“The reason Bitcoin exists is we had a divorce from the legacy financial system after 2008—and it was not a good divorce,” he said. “Asset-backed stablecoins that are centralized are like having to give your kids to your ex for the weekend. I hate the centralization of them […] the banking industry is leaking its way back into crypto, putting all the things we tried to get away from right back in.”
Hoskinson next turned to tokenized real-world assets—property, intellectual-property rights, “hard and soft assets”—arguing that Bitcoiners will demand access without relinquishing their coins. The solution, he said, lies in non-custodial lending protocols that treat BTC as pristine collateral: “Figure out lending protocols where they can lend out, get some stablecoin, do something, participate, get a yield, get the yield back in Bitcoin, get their Bitcoin back. There’s a path there.”

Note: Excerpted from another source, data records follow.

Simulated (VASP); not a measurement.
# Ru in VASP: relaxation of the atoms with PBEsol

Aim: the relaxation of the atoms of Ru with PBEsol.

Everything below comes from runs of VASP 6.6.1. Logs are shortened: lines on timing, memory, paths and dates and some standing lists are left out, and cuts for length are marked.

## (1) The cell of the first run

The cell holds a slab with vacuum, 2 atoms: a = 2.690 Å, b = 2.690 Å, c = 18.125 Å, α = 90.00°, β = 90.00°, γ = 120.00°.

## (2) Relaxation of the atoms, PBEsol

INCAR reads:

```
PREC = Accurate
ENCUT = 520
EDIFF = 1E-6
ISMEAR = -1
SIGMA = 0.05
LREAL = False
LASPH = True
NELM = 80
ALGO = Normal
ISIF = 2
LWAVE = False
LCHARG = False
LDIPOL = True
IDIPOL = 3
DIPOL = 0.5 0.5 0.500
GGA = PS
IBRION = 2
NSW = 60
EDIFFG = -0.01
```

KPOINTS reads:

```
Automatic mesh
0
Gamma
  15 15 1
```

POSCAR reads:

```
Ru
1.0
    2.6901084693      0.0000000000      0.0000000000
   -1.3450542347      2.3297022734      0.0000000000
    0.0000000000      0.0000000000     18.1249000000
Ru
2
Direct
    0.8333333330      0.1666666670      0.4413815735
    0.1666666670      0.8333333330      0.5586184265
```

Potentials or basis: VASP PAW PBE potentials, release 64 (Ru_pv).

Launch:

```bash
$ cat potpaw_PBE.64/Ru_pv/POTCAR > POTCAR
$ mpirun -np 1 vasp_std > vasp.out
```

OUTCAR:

In such an environment, long-time holders would rather lever their coins than incur capital-gains tax: “If you’re that 10,000 BTC person who bought under a dollar […] you really do not want to divest at $120,000 and pay that tax bill. You’d much rather lend it—tax-neutral—get a yield, pay taxes on that yield, and live off Bitcoin as it appreciates.”
Hoskinson’s monetary critique was unabashedly libertarian. Citing Ron Paul as an early influence, he contrasted BTC’s engineered scarcity with the erosion of dollar purchasing power: “Our government’s deteriorating [savings] by 8 to 10% per fucking year. It is the biggest Ponzi scheme in human history to say we should tolerate that […] Bitcoin is the first hard money of my lifetime. We just need to clean a few of the edges up—and that’s what Bitcoin DeFi is doing for all of us.”
At press time, BTC traded at $104,960.